Hadoop Streaming is an utility included with any Hadoop distribution that allows any executable program that can read from standard input and write to standard output to be used as the Mapper or Reducer of a MapReduce job.

Why use Hadoop Streaming?

There are 2 main reasons:

  1. It lets you write MapReduce applications in languages other than Java, so if you are not comfortable with Java this might be an option.
  2. Most importantly, it opens MapReduce execution to a large amount of libraries, written by really smart people, that are only available in other languages such as in Python with pip, Node.JS with npm, and Ruby with gems. Instead of porting the code to Java, you can simply run the libraries in the environment they were designed for.

Hadoop Streaming basics

The simplest example of a Hadoop Stream is using already available command line tools such as cat and wc. In this example, we are going to use a slightly modified version of Ulysses by James Joyce as the input file:

hdfs dfs put 4300-0.txt /tmp/ulyses.txt
yarn jar path/to/hadoop-streaming.jar -input /tmp/ulysses.txt -output /tmp/ulyses -mapper /bin/cat -reducer /usr/bin/wc

Which creates the output file /tmp/ulyses/part-00000 containing:

15416  271956 148471

From wc help you can see this correspond exactly with the newlines, words and byte count of the input file.

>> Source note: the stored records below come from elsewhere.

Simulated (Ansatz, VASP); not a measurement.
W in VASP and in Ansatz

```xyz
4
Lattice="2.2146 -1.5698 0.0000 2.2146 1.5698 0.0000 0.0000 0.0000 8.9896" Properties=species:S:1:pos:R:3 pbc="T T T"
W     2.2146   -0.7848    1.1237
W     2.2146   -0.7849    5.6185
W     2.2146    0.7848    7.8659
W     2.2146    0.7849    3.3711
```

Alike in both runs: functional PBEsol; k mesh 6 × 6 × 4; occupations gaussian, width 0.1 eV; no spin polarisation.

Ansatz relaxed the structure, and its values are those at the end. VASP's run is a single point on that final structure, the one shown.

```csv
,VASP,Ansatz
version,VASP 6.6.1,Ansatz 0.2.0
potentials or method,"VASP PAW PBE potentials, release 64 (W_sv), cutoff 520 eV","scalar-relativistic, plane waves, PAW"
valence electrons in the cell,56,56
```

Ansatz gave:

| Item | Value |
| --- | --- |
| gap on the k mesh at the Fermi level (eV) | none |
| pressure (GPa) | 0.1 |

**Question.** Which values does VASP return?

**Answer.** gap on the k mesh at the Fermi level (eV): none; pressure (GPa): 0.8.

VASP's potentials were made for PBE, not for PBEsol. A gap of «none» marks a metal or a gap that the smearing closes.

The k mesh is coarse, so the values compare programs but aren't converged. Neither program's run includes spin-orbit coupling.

The requirements for this command are really simple:

  1. -input inputFilesOrDir: the input files
  2. -output OutputDir: the directory where to output the results
  3. -mapper /bin/cat: the mapper executable to call
  4. -reducer /usr/bin/wc: the reducer executable to call

By default, each line in the input files counts as a record, and the mapper formats each key/value pair in a line separated by a TAB. You can modify this behavior by specifying the -inputformat and -outputformat command options to use custom InputFormat and OutputFormat Java classes, respectively.

Hadoop Streaming using custom scripts

There is also the command line option -files, which consists of a comma-separated list of files and folder, that makes them available to the task nodes running the jobs as temp files.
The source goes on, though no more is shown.